Clays, micas, carbonates, sulfates, and hydroxyl- and water-bearing minerals all absorb specific SWIR wavelengths tied to molecular bonds (Al–OH, Mg–OH, Fe–OH, CO₃, H₂O). This makes SWIR essential for alteration mapping in mineral exploration — porphyry, epithermal, and other hydrothermal systems leave alteration halos (kaolinite, illite, alunite, chlorite, sericite) that are invisible in the visible/near-infrared but distinctive in SWIR.

Concrete example

ASTER carries six SWIR bands between about 1.6 and 2.43 µm, designed for mineral discrimination — band ratios such as (5+7)/6 highlight Al–OH alteration. Sentinel-2 offers broader SWIR bands at ~1.61 µm (band 11) and ~2.19 µm (band 12) at 20 m resolution, useful for regional clay and iron-oxide indices. Landsat 8/9 OLI bands 6 (1.57–1.65 µm) and 7 (2.11–2.29 µm) serve a similar role at 30 m.

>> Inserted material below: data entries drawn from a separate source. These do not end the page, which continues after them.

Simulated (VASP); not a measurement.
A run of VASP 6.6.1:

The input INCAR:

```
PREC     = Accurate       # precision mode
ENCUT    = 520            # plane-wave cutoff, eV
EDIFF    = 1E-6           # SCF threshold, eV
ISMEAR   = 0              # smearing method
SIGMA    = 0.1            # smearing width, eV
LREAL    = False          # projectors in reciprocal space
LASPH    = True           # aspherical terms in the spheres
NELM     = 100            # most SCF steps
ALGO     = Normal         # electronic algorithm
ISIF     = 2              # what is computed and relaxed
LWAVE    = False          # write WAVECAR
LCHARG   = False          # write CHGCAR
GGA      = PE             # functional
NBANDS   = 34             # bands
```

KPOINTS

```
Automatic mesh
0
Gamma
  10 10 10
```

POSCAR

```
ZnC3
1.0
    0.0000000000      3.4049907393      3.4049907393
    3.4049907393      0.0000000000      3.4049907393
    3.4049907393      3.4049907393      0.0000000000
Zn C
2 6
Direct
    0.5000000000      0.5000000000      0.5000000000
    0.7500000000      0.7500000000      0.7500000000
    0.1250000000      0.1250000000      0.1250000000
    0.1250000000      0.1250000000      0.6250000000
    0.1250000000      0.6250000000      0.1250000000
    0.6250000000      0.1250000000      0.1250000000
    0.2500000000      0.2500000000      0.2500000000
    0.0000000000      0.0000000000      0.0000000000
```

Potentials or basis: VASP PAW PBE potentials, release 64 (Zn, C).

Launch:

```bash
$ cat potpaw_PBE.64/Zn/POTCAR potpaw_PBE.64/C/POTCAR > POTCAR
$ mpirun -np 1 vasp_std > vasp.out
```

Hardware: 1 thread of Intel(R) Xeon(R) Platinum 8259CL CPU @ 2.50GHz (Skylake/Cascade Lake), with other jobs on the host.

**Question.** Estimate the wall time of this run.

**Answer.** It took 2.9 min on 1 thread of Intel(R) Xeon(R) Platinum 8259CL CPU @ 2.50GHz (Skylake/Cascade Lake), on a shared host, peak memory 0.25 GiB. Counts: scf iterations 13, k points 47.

A common alteration index uses the ratio of a band on the shoulder of an absorption feature to one inside it; deep Al–OH absorption near 2.20 µm flags argillic alteration.

Common pitfall

Broadband sensors like Sentinel-2 and Landsat have only two coarse SWIR bands, so they detect mineral groups, not individual species — distinguishing kaolinite from illite needs hyperspectral data (e.g. AVIRIS, EnMAP) or field spectroscopy. SWIR is also more affected by atmospheric water vapor, so atmospheric correction is important before mineral interpretation.